Last week students and lovers of art could turn to one of the richest accounts ever written of an artist in Europe, the monumental Journal of Eugene Delacroix, translated for the first time into English by able, devoted Art Critic Walter Pach.*

Delacroix, whom Renoir called the greatest artist of the French school, died in 1863 after having fought for a lifetime against the flawless but colorless classicism upheld by his great contemporary, Ingres. His three most important mural jobs, in the Chamber of Deputies, the Church of St. Sulpice and the ceiling of the Galerie d’Apollon in the Louvre, are among the few French masterpieces in this medium. With the steady growth of his influence, other paintings by him have been advanced until they now occupy a third of “the line,” or tier of honor, in the gallery of the Louvre given to 19th Century French artists. To superficial moderns these big canvases, full of exotic or heroic action, may seem uncongenial, but they and the 1,500-page Journal have been deeply esteemed and studied by almost every serious French artist from Monte to Matisse. Readers of the Journal, distilled to 700 pages by Translator Pach, will have no difficulty in understanding why.

Born in 1798, Delacroix had an adventurous infancy. He was dropped from a ship’s side by one careless nurse, nearly burnt up by another, and when he reached the age of reason came close to hanging himself in imitation of an engraving. From his German mother Delacroix may have inherited the responsiveness to Flemish art which showed itself in a life-long admiration for Rubens. His first masterpiece, Dante and Vergil, which was exhibited when he was 24, was described by his master as “Rubens chastened.” Beginning his journal in that year, Delacroix scribbled down a daily medley of ambitions, resolves, despairs, descriptions of his casual or palpitant love affairs which would sound like the model diary of a Young Romantic Genius were it not for an extraordinary vein of hardheaded observation.

From this early section the Journal jumps to 1832, when Delacroix accompanied a French diplomatic mission to Morocco. His notes on the most vivid adventure of his life are clipped, wholly objective, brilliantly businesslike, set down only to help him remember details of what he saw. Some of them are like a modern Imagist poem or a sketch for a cinema continuity: “The entrance to the castle: The Guardsmen in the court, the faÇade, the lane between two walls. At the end, under a sort of vault, men seated, making a brown silhouette against a bit of sky.”

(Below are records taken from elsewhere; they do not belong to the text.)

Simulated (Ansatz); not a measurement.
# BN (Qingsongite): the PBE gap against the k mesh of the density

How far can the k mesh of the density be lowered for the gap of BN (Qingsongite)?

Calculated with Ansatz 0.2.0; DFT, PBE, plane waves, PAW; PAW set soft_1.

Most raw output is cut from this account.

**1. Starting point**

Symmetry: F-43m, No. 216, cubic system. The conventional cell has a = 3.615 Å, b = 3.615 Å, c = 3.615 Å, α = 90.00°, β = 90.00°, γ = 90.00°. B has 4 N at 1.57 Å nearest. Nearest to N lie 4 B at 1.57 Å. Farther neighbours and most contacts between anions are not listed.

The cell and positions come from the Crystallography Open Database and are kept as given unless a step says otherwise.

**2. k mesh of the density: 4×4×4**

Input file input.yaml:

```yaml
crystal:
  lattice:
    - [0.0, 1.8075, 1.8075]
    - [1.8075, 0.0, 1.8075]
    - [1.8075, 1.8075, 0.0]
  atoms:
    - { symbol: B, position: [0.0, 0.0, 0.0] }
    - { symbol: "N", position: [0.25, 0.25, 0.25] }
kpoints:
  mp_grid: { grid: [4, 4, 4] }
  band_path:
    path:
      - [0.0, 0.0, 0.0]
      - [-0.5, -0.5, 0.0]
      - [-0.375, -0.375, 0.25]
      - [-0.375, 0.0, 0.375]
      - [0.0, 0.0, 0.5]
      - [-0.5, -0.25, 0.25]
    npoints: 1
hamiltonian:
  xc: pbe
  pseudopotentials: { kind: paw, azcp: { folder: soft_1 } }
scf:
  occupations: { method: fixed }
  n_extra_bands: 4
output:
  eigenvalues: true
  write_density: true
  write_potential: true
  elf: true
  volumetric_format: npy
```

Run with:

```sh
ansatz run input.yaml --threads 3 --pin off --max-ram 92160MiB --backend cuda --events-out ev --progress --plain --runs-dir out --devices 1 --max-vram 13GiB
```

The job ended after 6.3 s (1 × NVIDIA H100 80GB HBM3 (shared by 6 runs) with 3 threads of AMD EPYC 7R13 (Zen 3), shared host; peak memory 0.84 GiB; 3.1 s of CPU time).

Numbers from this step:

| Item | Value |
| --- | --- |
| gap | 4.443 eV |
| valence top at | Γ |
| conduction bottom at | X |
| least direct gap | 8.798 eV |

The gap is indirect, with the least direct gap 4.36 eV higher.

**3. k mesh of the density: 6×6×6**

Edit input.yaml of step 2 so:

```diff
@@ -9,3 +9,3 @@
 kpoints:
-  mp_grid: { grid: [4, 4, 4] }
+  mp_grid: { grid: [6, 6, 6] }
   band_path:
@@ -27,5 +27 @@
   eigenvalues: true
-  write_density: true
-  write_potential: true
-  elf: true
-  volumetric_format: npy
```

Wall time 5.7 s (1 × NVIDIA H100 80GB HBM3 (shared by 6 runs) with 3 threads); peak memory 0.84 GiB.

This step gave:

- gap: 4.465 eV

By 1847 Delacroix was an established painter, a friend of Chopin, Baudelaire, George Sand, already engaged in the speculations and experiments with color and form which have made many critics consider him the father of all modern painting. Copious, passionate, acute, the entries are studded with keen sidelights on Paris society, on music, the theatre, politics and science as well as art.

*Covici-Friede ($7.50).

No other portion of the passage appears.